One of the joys of life is being part of an intellectual group that meets once a month to debate controversial issues from diverse viewpoints. We span the spectrum from raging liberals to raging conservatives and middle-of-the-roaders.
One good friend is a libertarian and a devoted follower of Ayn Rand. He recently wrote asking us to consider:
"Imagine if democratic majority rule could never violate inalienable individual rights—just elect our representatives in a Constitutional Republic to defend and uphold our rights." My friend goes on to argue that in such a world there never would have been slavery or a Civil War, women would have always had the vote, Jim Crow laws could not have existed, there would never have been Prohibition or current drug laws, no welfare, no corporate bailouts, and no bans on gay marriage. Charity would be voluntary and thus heartfelt.
Here is my reply. Dear [Friend],
I agree with about 95% of your public policy points. Yet I don't think it is possible to imagine that life would be a nirvana under a scenario of individual rights full stop, without other necessary institutions or regulations.
There is at least this problem: rights are complicated. Examples:
I choose to not show beneficence to another race of people, and refuse to hire them in my business or serve them in my restaurant. That's my right. Their rights have not been abridged, since they have no positive right to food or work. Any law forcing me to serve or hire those I don't want to is a form of coercion against my own rights.
Now--do we really want to go back to that world of open discrimination in public markets? It offends the hell out of me, and yes, I therefore favor laws that would restrict one person's right in order to enhance another's in this case. But it is case by case. Our concept of individual rights has evolved to include treating each other person (gender, race) as worthy of equal respect, but history suggests that this new view is the result of hard struggle and the demand for regulations that enforce the new view. Perhaps eventually enough people will believe in human rights so that regulation against such discrimination is no longer needed. But "human rights" coverage continues to evolve! It now is starting to include gays. In fifty years it might be blue eyed people—a tiny minority of the population by then.
Insisting that everyone should simply profess a belief in inalienable human rights seems naïve? It certainly was not the view of our founding fathers. You noted that you would want your daughter to have the right to an abortion if she is gang raped, but what about the rights of the fetus? Who gives one person the right to say the fetus has no rights? What about the rights of future generations—the yet unborn? Do I have the right to burn up all the world forests because I own them, even if it means the destruction and death of the species?

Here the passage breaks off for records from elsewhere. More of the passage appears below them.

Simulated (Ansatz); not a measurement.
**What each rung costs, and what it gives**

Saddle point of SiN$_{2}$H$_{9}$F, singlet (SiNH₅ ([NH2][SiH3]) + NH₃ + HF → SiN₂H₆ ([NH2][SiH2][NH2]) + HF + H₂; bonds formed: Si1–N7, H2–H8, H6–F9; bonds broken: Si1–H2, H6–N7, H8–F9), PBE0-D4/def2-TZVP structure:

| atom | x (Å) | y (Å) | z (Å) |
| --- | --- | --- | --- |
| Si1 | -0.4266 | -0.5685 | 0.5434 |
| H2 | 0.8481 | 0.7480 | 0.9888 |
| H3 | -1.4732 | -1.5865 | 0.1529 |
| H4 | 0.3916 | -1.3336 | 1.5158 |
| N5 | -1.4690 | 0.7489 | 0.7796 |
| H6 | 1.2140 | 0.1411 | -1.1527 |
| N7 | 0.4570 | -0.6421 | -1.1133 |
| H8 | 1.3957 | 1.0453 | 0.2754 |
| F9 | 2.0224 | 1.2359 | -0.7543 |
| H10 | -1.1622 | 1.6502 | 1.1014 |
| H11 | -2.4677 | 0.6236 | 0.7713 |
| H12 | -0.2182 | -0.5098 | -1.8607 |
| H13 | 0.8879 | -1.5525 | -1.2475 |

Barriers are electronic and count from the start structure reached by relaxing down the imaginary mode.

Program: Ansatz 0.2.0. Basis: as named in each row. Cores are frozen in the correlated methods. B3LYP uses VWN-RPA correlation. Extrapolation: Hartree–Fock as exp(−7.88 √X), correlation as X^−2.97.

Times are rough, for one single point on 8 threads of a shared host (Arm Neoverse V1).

Life isn't simple, and so we struggle along. Bentham, interested in Utilitarian public policy, said rights were "nonsense on stilts." Personally, I like rights. I think they are a wonderful invention, like money. But I also like public regulations that are appropriate and that change as needed with the times to serve the ends of society. That doesn't make me a socialist or Marxist, or at least I will claim that as loud as I can. And so would Adam Smith, who was a pragmatist, and used rights language as a way of convincing people to do the right thing for the poor—break up the damn monopolies.
[And, by the way, Smith had no problem restricting the rights of those in financial markets who engaged in speculation, hence he supported "party walls" and other regulations that enforced lower risk.]